Thursday, January 29, 2015

Is the Salvation of the Bible Unjust?

The Bible teaches a salvation through a faith/belief that Christ died for our sins (beliefs à salvation). Is this form of salvation – a salvation by mental thoughts - fair or wise? Wouldn’t the Gospel be more reasonable and just if salvation had instead been based on love or at least a doctrine-less trust in Christ?

This is the position of psychologist and professed Christian, David Benner. He rejects the significance of the truths/doctrines of the Gospel in favor of an alternative spirituality:

·       Equating faith with beliefs truncates and trivializes spirituality by reducing it to a mental process. Thoughts are, quite simply, a poor substitute for relationship. Some Christians speak much of a personal relationship with God but assume that this is based on holding right beliefs. Is it any wonder that this attempt to reduce Ultimate Mystery to theological propositions so often results in the principle personal relationship being between a person and his or her own thoughts? Cherishing thoughts about God replaces cherishing God; knowing about the Divine replaces knowing the Divine. Whenever the Wholly Other is thought to be contained in one’s beliefs and opinions, divine transcendence is seriously compromised and personal relationship with the Spirit minimized. (Soulful Spirituality, 6)
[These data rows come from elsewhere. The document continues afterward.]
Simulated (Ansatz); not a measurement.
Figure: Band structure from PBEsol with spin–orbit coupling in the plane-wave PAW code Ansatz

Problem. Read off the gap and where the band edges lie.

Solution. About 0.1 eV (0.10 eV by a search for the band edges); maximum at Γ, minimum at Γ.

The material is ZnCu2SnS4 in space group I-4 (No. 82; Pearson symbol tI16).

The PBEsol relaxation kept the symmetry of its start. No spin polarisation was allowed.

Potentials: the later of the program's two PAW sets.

Admittedly, at first glance, the Gospel does appear foolish and divorced from fairness or justice. Paul admits as much (1 Cor. 1:25), but also claims that it is the wisdom of God. For one thing, if God used any other criterion for salvation, none of us would qualify:

·       "There is no one righteous, not even one; there is no one who understands, no one who seeks God. All have turned away, they have together become worthless; there is no one who does good, not even one." (Romans 3:10-12)

Consequently, salvation and everything else we mercifully receive from God can only be received as a gift (Eph. 2:8-9; Rom. 3:26-28; Gal. 3:1-5; 5:2-4) – grace - which God grants by changing our heart so that we can believe that we are sinners who need the Savior who died for our sins (God à Beliefs [faith] à Salvation).

In light of this, it is not our thoughts alone that save us. The Devil also has the right thoughts in this regard (James 2:19). Instead, it is the gift of a new heart which opens our eyes to the truths/doctrines of the Gospel and inclines us to receive them.

Meanwhile, Benner’s view is incoherent – illogical. He argues for a faith that only contains a trust in God without an understanding of whom we are to trust! What differentiates our Savior from the god of Islam or the New Age? Doctrines! We can trust in Christ because we believe what He tells us - that we are no longer guilty of sin and that we will be with Him for eternity. Without such doctrines, trust has no foundation! It is without form and cannot be embraced. Consequently, we would simply be trusting in a vague subjective feeling – a content-less faith!

What then should I trust about such a god? I would have to trust in my feelings about him. However, I had been plagued by self-contempt and therefore felt that God also hated me. It was only the Spirit who worked through Scripture who convinced me otherwise! He assured me that my feelings didn’t reflect the truths of God but my own messed-up past.

However, this leaves the Christian faith vulnerable to another challenge:

·       If faith/salvation is a gift from God, and no one can earn or deserve it, it is unfair to condemn those who haven’t received this gift!

While we cannot earn or deserve salvation, we can certainly cry out to God to forgive our sins and to receive us. After all, we all know that we are sinners. We experience guilt and shame. However, instead of dealing honestly with our spiritual brokenness and failures, we deny, rationalize, and justify our sins, as Jesus revealed:

·       This is the verdict: Light has come into the world, but men loved darkness instead of light because their deeds were evil. Everyone who does evil hates the light, and will not come into the light for fear that his deeds will be exposed. (John 3:19-20)

Sadly, this has always been the condition of Israel, as the Prophet Jeremiah revealed:

·       “Does a maiden forget her jewelry, a bride her wedding ornaments? Yet my people [Israel] have forgotten me, days without number… On your clothes men find the lifeblood of the innocent poor, though you did not catch them breaking in. Yet in spite of all this you say, 'I am innocent; he is not angry with me.' But I will pass judgment on you because you say, 'I have not sinned.'” (Jeremiah 2:32-35)

Israel had been consistently unfaithful to their God. When they sinned, they wouldn’t confess but would deny. When we charge that God is unfair, instead of honestly confessing our sins, we prove that we too are Israel.